Re: [PATCH v2 1/3] x86/mce: Avoid infinite loop for copy from user recovery

"Luck, Tony" <tony.luck@xxxxxxxxx> · Mon, 23 Aug 2021 08:24:37 -0700

On Sun, Aug 22, 2021 at 04:46:14PM +0200, Borislav Petkov wrote:
> On Fri, Aug 20, 2021 at 01:33:56PM -0700, Luck, Tony wrote:
> > The new version (thanks to All fixing iov_iter.c) now does
> > exactly what POSIX says should happen.  If I have a buffer
> > with poison at offset 213, and I do this:
> > 
> > 	ret = write(fd, buf, 512);
> > 
> > Then the return from write is 213, and the first 213 bytes
> > from the buffer appear in the file, and the file size is
> > incremented by 213 (assuming the write started with the lseek
> > offset at the original size of the file).
> 
> ... and the user still gets a SIGBUS so that it gets a chance to handle
> the encountered poison? I.e., not retry the write for the remaining 512
> - 213 bytes?

Whether the user gets a SIGBUS depends on what they do next.  In a typical
user loop trying to do a write:

	while (nbytes) {
		ret = write(fd, buf, nbytes);
		if (ret == -1)
			return ret;
		buf += ret;
		nbytes -= ret;
	}

The next iteration after the short write caused by the machine check
will return ret == -1, errno = EFAULT.

Andy Lutomirski convinced me that the kernel should not send a SIGBUS
to an application when the kernel accesses the poison in user memory.

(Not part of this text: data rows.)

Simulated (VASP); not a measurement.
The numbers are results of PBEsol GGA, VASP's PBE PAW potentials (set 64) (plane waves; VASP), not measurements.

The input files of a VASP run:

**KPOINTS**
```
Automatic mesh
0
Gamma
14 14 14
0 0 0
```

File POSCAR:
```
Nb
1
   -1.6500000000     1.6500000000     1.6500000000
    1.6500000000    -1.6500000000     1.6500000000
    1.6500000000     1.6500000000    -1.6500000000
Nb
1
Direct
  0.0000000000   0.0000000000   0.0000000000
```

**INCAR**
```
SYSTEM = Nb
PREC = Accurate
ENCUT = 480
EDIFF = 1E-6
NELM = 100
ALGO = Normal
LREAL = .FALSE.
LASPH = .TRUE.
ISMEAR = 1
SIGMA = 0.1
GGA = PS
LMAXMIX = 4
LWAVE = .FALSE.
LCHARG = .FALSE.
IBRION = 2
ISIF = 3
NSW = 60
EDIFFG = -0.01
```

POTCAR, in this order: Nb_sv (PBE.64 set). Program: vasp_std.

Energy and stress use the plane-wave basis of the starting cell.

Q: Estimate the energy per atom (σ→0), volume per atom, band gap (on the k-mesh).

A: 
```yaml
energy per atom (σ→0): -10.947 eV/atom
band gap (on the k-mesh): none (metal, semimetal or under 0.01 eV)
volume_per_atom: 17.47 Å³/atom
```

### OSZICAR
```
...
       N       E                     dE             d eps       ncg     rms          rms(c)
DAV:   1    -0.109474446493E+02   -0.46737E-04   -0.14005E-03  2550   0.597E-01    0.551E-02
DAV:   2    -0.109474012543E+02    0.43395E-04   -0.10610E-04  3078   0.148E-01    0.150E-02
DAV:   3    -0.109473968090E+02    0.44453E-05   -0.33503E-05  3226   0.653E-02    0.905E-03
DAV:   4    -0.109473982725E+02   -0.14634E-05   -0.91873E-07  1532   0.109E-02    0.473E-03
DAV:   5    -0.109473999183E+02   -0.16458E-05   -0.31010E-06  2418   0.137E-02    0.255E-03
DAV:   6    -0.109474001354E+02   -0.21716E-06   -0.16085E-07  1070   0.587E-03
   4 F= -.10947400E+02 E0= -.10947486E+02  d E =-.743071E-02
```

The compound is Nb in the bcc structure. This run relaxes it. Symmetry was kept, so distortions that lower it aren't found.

If the user tries to access the page with the poison directly they'll
get a SIGBUS (page was unmapped so user gets a #PF, but the x86 fault
handler sees that the page was unmapped because of poison, so sends a
SIGBUS).

> If so, do we document that somewhere so that application writers can
> know what they should do in such cases?

Applications see a failed write ... they should do whatever they would
normally do for a failed write.

-Tony